Something is definitely not nice in Niceville. Ten-year-old Rainey
Teague disappeared while walking home from
school one day. It’s not the first missing persons case the town has known. In
fact, the town has a stranger-abduction rate more than five times
that of the rest of the country. Two per year since 1928, to be exact.

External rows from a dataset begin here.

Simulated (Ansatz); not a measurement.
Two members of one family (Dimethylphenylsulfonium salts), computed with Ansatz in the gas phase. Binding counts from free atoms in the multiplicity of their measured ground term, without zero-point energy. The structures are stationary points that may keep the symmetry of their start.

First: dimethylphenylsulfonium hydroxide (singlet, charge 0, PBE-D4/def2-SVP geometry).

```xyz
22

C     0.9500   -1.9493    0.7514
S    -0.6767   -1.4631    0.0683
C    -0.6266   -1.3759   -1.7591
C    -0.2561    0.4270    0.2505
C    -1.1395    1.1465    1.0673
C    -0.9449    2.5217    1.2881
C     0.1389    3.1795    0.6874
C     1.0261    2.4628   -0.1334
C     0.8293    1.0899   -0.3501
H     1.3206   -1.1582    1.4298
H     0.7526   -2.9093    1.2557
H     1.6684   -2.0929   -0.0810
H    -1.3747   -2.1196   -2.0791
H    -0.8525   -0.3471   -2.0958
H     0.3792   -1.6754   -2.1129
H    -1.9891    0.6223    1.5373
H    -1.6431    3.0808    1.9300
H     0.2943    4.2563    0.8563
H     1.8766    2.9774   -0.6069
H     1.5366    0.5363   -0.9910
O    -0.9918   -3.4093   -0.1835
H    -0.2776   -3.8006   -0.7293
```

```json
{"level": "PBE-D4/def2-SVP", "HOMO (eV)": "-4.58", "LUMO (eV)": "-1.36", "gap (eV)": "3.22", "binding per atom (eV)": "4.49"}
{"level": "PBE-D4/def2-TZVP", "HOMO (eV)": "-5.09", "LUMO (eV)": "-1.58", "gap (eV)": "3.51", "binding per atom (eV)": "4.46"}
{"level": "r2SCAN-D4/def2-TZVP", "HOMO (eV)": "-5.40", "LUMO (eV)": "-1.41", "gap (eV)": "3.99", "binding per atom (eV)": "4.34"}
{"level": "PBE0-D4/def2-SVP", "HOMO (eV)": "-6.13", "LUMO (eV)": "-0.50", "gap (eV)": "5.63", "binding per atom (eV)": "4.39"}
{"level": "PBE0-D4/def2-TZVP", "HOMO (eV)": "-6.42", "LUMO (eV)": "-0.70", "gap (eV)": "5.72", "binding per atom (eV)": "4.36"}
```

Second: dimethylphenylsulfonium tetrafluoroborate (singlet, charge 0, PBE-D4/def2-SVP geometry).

Rainey’s disappearance is only one of many, many ugly
occurrences in the pretty little town. The local bank gets robbed, and a sniper
picks off each of the cops chasing the escape car. Along with the bank’s $2.5 million, the
robbers swiped a top-secret piece of equipment previously stolen from a local
Raytheon subsidiary. A prominent citizen films his adolescent
daughters in the shower. And mirrors and windows reflect something
evil.
The sleepy southern town was built against Tallulah’s Wall,
a forbidding-looking cliff that serves as the northern border. Locals think
that the town’s problems might stem from Crater Sink, an ominous, bottomless
sinkhole at the top of the wall. Readers realize early on—far, far earlier than
the characters do, that the true source of the problem is time travel gone seriously
awry.
Carsten Stroud is an amazing talent. His writing is elegant, his setting
fabulously ominous, and his characters refreshingly unique. He describes one couple as being “as frigidly
unappealing as banana-flavored Popsicles.”
About Tin Town, Niceville’s slum, Stroud said,
“the main industry ruling the place was a lethal combination of grinding hard
times, blood-simple gunsels, pointless death, and blue ruin.” (I’m not sure
what “blue ruin” is, but I liked the phrase.) Despite his skill—or rather,
because of it—I ultimately found Niceville
infuriating. The problem? The plot is a
hot mess. There are too many story lines, and Stroud does not bother to weave
them together. Characters are thrown in
the mix in a way that implies they’ll somehow impact the plot; too often, they
have no effect at all. When one character takes action to destroy another, Stroud writes, “the fact that he was, in effect, about
to commit a kind of suicide was not clear to him at the time.” Set-ups of that sort deserve resolution equal
to the drama of the language; the fact that the character was alive and well at
the end of the book left me scratching my head. The supernatural aspect of the plot is not
compelling and the climax of that story line incomprehensible. Stroud is
careless and sloppy. In the mystery world, those are capital crimes.
I couldn’t put this book down, but when it was done, I
wanted to stomp it into dust. It’s a
great read with an outstandingly unsatisfying ending.